In many respects, Hearn is seen as a brash upstart in the world of boxing promotion. In 2020, the Matchroom Boxing chairman scored the biggest coup of his career, signing Canelo Alvarez after the boxer sued De La Hoya’s Golden Boy Promotions and was released from contract. Hearn then successfully promoted a number of Canelo fights, but in May, the biggest star in boxing suffered an unexpected career setback, losing a unanimous decision to Dmitry Bivol.
De La Hoya lambasts Hearn for making the fight in the first place.

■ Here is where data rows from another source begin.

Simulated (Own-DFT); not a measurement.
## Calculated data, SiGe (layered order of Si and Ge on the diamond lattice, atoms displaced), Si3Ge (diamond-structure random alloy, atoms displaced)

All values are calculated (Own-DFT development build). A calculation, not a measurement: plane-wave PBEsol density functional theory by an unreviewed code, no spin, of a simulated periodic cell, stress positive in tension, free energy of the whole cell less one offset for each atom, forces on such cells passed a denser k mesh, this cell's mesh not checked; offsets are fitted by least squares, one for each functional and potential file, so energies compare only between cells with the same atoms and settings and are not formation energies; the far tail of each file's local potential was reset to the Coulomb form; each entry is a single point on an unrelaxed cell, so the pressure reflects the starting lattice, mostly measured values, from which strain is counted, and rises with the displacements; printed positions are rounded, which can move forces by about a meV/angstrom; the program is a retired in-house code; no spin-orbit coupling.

“It was a lose-lose situation,” De La Hoya told Ariel Helwani on The MMA Hour. “Nobody knew Bivol whatsoever. I would have promoted Bivol to get a bigger name, because nobody knew who he was before he fought Canelo. He was irrelevant. He was nobody. We were actually going to face him against [Gilberto] Zurdo Ramirez, but Canelo has a promoter now who doesn’t come from the boxing world. He doesn’t know the fight game, and he got Canelo beat. It was the wrong style. Las Vegas had no buzz whatsoever.
“I was actually there, sitting ringside, supporting Canelo. Canelo is the superstar of the game right now [and] Eddie Hearn didn’t do no justice to Canelo when he faced him against Bivol.”
Losing the biggest star in boxing is obviously a tough pill to swallow, but De La Hoya contends his disdain for Hearn the promoter is about more than that. De La Hoya won 11 world titles across six weight classes and, at one point, was the most commercially successful boxer of all time. On top of that, De La Hoya’s Golden Boy Promotions promoted world champions for 20 years. He contends Hearn, who took over Matchroom Sports from his father but has no personal experience in the ring, simply doesn’t understand the finer points of pugilism.
“He’s a character, that’s all it is,” De La Hoya said. “The business of boxing, to build superstars, to build champions, it takes a lot of strategy, it takes a lot of insight, knowing the fighters, knowing their styles, and that’s one thing I’m an expert at. When I built Canelo Alvarez, when he crossed the border from Mexico at the tender age of 18 years old and I promoted his first fight, we had a vision. We knew exactly what we had in our hands and we built him to be a monster.
“That’s exactly what I intend to do with Virgil Ortiz and Ryan Garcia, the next generation, and that’s what other promoters don’t know. They don’t know the secret of how to build a superstar. I’ve promoted Mayweather, I’ve promoted Pacquiao, I’ve promoted all the big superstars in the past, and there’s a formula that you need to have in order to build superstars. ...
“Look, he’s doing a lot of fights that mean nothing, especially here in the U.S. He might be good promoter in the U.K., and he’s building European fighters, but that means nothing here in the U.S. I know this is a business and he’s partners with DAZN, and obviously I’m partners with DAZN, but let’s just stay in our own lanes and do our jobs right. Let me focus on the U.S. market and build champions, and boxing will keep on thriving for many years to come.”